CX Partners, a Delhi-based private equity firm founded in 2009 by former Citigroup Venture Capital International (CVCI) managing director Ajay Relan, is floating a $500 million (hard cap) India-specific Intermediate Capital Fund, focused on Special Situations, at least two people briefed with the matter told VCCircle.

Ajay Relan, founder and managing partner of CX Partners, confirmed the development to VCCircle, adding that this practice will be run by a separate investment team based in Mumbai. The fund, which is being housed under the CX umbrella, will look at all types of financing, including distressed balance sheets, mezzanine and last-mile financing, for recapitalisations and acquisitions, said the PE veteran. “We have not yet gone to the market to raise money,” Relan added in an email to VCCircle.

Incidentally, this initiative suggests a blend of private equity and NBFC model. Mezzanine financing is essentially a hybrid of debt and equity financing, which is typically used to finance the expansion of existing companies.

The new fund will take the total assets under management for CX Partners to north of $1 billion and act as a multi-asset solution provider – catering to all the investment needs of the promoter for both, debt and equity. Often, promoters do not want to fork stake or raise expansive equity for short-term capital-raising plans and in such a scenario, mezzanine-structure financing is a more viable option.

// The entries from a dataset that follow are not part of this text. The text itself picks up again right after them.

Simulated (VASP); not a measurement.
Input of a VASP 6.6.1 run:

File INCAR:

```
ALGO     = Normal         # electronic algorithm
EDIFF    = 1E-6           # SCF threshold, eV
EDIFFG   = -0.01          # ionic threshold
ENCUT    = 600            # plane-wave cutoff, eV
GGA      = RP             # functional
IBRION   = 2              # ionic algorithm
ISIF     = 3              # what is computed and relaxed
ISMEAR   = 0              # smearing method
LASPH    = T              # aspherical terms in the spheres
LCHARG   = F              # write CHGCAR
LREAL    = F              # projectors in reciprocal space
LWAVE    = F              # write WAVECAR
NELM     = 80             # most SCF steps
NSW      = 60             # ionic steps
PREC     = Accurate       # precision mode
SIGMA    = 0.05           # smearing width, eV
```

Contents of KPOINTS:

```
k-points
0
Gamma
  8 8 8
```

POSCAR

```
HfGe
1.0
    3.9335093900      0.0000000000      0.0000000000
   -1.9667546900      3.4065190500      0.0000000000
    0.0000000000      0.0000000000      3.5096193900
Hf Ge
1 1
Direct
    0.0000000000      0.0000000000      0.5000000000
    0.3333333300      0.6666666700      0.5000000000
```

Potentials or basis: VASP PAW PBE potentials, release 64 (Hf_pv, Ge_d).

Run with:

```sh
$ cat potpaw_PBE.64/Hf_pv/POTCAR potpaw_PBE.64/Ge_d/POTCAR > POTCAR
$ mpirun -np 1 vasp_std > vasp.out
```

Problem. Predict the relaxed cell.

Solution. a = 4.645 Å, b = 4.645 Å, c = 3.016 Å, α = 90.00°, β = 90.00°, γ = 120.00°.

Such initiatives by private equity veterans only hint at private equity firms attempting to evolve into full-service financial firms. In fact, having a debt piece to their asset management piece is a strategy being actively pursued by PE funds. For instance, Kohlberg Kravis Roberts & Co. (KKR), one of the world’s largest private equity firms, has recently started offering debt finance to Indian corporations.

Globally, PE funds like Blackstone Group L.P. and Oaktree Capital Management L.P. do provide debt financing. KKR has reportedly completed four debt transactions worth around Rs 2,800 crore through its non-banking financial company (NBFC) KKR India Financial Services Pvt Ltd, set up in 2009. Late last year, private equity major 3i Group also forayed into debt funding in India and it now plans to lend to Indian tier II and tier III corporate houses. Recently, three PE firms – the private equity arm of Goldman Sachs Group Plc., Everstone Capital and Beacon India Private Equity – set up an NBFC called Indostar Capital Finance Ltd. These three PE firms will also hold a majority stake in Indostar.

The Indian financial sector (excluding the banks) has been through a great deal of regulatory turmoil over the past 18 months, which has changed the shape of the entire sector. If the ban on entry loads was a game-changer for mutual funds in FY10, the change in ULIP guidelines and the ban on universal life products will severely affect the life insurance sector in FY11. In FY12, the NBFCs are facing some restrictive regulations from the RBI, some of which have actually been implemented and others may be implemented in future. The stock prices of all publicly listed NBFCs have suffered badly amid this regulatory upheaval. Therefore, not floating a strict NBFC but a more mezzanine kind of practice ensures more independence and it is not necessarily restricted by the RBI guidelines.

CX Partners currently manages around $515 million under private equity. Key investors in the firm include Morgan Creek Capital, Goldman Sachs, JP Morgan, Asia Alternatives and Adams Street. Its key investments include buying 8 per cent stake in steel company Monnet Ispat for Rs 150 crore from the secondary market, acquiring 20 per cent stake in NTL Electronics India Ltd for Rs 120 crore and around Rs 188 crore in Thyrocare Technologies for the acquisition of 30 per cent stake.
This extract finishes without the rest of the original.